Stephen Allred, who was confirmed by the Senate last month as assistant secretary for lands and minerals management, will be reviewing the negotiations. He began work this week.
"I have directed Steve to take a fresh look at the issue and to review these negotiations, to consult with Congress and to reach a fair and equitable solution," Kempthorne told the American Petroleum Institute at its annual meeting in Washington.
The Minerals Management Service has been negotiating with several companies that hold flawed Gulf of Mexico leases issued in 1998 and 1999. The leases allow "royalty relief," but Interior accidentally left out price thresholds that terminate the incentive when oil prices reach $36 per barrel.
MMS Director Johnnie Burton, who had been acting assistant secretary before Allred's confirmation, said last month MMS would seek to ensure payment of royalties only on future production from these flawed leases. She said MMS would not try and recover what she said would have been $1.3 billion in royalties owed on past production (E&ENews PM, Sept. 21).
Potential losses from missing thresholds are estimated by the Government Accountability Office to be $10 billion, largely from production that has not yet occurred, although this depends on energy prices. Burton calls this figure speculative.
Allred did not say whether Interior would review plans only to seek royalties from future production on the flawed leases. Noting it was his first day on the job, Allred spoke only in general terms about his plans to review the lease issue.
The new assistant secretary said he will be speaking with companies that hold the leases as well as Congress to make sure he understands lawmakers' concerns. "I think a solution going forward here will involve both talking with Congress and the companies," Allred said.
'Reliable business partner'
House Government Reform Committee lawmakers investigating the royalty relief problem have criticized plans not to seek back royalties (E&ENews PM, Sept. 26).
In addition, the House-passed Interior Department spending bill would bar companies with leases from 1998 and 1999 from buying future offshore leases unless they agree to negotiate. The Interior spending bill that passed the Senate Appropriations Committee contains similar language, but it has not been considered on the Senate floor.

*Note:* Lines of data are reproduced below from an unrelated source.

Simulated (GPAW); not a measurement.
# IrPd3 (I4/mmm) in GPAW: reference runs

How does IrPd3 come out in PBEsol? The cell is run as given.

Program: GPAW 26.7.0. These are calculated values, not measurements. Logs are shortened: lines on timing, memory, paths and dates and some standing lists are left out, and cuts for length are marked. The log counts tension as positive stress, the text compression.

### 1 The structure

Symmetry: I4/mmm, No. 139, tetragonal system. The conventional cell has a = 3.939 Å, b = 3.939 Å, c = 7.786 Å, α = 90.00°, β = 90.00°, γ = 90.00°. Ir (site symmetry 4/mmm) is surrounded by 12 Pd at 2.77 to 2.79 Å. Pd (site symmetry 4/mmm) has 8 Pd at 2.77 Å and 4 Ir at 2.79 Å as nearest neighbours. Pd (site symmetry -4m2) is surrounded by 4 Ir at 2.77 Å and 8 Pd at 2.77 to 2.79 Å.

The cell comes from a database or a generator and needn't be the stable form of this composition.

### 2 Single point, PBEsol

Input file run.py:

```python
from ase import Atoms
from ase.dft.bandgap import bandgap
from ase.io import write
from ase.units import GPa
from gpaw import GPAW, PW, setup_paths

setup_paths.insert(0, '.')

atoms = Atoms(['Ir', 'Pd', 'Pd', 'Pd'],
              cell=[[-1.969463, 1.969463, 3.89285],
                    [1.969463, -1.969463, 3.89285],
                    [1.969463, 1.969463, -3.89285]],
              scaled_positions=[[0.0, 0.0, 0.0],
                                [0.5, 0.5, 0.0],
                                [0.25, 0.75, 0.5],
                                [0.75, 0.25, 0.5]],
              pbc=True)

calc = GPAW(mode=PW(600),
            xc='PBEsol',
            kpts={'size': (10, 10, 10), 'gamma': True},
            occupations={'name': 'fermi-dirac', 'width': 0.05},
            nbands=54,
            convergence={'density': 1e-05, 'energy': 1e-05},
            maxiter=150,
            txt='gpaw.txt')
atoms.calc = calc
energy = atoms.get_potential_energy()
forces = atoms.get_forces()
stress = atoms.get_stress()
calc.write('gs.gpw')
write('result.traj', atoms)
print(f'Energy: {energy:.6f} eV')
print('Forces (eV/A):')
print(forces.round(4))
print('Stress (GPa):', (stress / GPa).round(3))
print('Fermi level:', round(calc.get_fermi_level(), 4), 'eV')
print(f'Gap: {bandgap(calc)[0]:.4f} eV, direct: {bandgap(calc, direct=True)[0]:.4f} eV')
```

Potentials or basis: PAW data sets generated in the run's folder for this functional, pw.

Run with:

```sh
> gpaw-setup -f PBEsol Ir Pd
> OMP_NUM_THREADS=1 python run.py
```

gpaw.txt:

The Bush administration has opposed the idea of denying future leases unless companies renegotiate, saying it violates the idea of contract sanctity. Kempthorne did not address the issue directly but told the API meeting, "this administration believes the U.S. government should always remain a reliable business partner."
MMS has said that BP and Shell Oil Co. are close to agreements on the royalty issue. John Hofmeister, Shell's president, said yesterday the company is optimistic it will reach a settlement to pay future royalties but opposes paying past royalties, according to Reuters.